Subversion

The Price of Subversion is Irrelevancy

We have seen the subversion of all of culture. The visual arts are gone. Modern architecture looks absolutely horrible. Classical music was brought down. Even popular music has turned to shit. Nobody cares about novels anymore, and the last time movies made a serious splash was over 20 years ago. Similarly, the value of education is dropping off a cliff. Academic research more often than not gets laughed at, and trust in our political system is at an all-time low. It’s quite funny how all of this turned out, and I do not think that this is quite how it was intended.

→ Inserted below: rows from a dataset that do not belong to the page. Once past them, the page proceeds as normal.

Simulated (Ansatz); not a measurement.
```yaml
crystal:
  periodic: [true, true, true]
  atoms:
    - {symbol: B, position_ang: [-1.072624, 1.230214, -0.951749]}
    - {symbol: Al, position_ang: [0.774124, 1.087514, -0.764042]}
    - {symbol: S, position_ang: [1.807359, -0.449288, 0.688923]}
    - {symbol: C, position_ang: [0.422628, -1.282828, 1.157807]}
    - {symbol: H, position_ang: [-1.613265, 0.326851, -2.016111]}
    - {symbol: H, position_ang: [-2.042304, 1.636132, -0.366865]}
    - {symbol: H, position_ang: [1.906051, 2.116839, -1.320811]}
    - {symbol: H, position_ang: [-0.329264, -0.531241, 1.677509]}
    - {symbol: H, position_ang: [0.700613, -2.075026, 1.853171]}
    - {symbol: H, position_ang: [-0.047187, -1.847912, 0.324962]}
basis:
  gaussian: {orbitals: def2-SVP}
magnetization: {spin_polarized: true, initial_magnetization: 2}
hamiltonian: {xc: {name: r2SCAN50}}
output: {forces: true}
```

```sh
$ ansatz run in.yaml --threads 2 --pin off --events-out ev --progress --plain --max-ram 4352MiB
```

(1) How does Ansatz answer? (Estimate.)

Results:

The reason why certain groups tried to weasel their way into culture, education, or politics was so that they can benefit from reputation, and everything that comes with it, such as power and easy money. Someone may get green with envy when listening to Beethoven, so the march through the institutions begins and at its end you break a centuries’ old chain of masters training the next batch of hopefuls. No longer is there a genuine master in front of you, but a guy like Arnold Schoenberg, whose music was described as “degenerate” by some of his contemporaries. Yet, Schoenberg enjoyed the support from academia and journalism, so the unwashed masses were told that they only had to get used to atonal music and eventually even the postman would whistle those compositions. This did not happen, just as we did not end up finding modern architecture beautiful. People still listen to Beethoven, though.

The original idea was to simply wear the old institutions like some kind of skin suit. Put a some corrupt politician in power, and the gravitas of his position was supposed to dignify him. Yet, a crook remains a crook, even if you make him president. Joe Brandon and his son Hunter are perfect examples. I think it is quite obvious that our institutions, which can only properly function in a high-trust society, do not have the resilience to withstand a concerted effort of infiltration. Once an institution has been taken over, it will inevitably fall down. In that way, you could argue that there is a corrective force in institutional credibility. There may be a time-delay but sooner or later, perception will catch up to reality, and we are currently right in the middle of this.

I wonder if one could even come up with some kind of law of institutional corruption. I would have to look much more into this, but I have a hunch that no institution can survive corruption for more than two generations. After half a generation, people already start to catch on, but after two generation there is some critical mass, and in the third generation, the pendulum may start to swing back. Now this sounds almost like the “fourth turning”, but there is probably something to it. On a more positive note, and this is also in line with the fourth-turning theory, there is the chance for rebirth after collapse. Yet, this rebirth may happen elsewhere, or in a different form. The way I see it, the United States are on a rapid decline with regards to “soft power”. Hollywood is downright insignificant nowadays. The Oscar awards, for instance, used to be big event. Today, they are a joke. Hollywood, lead the way!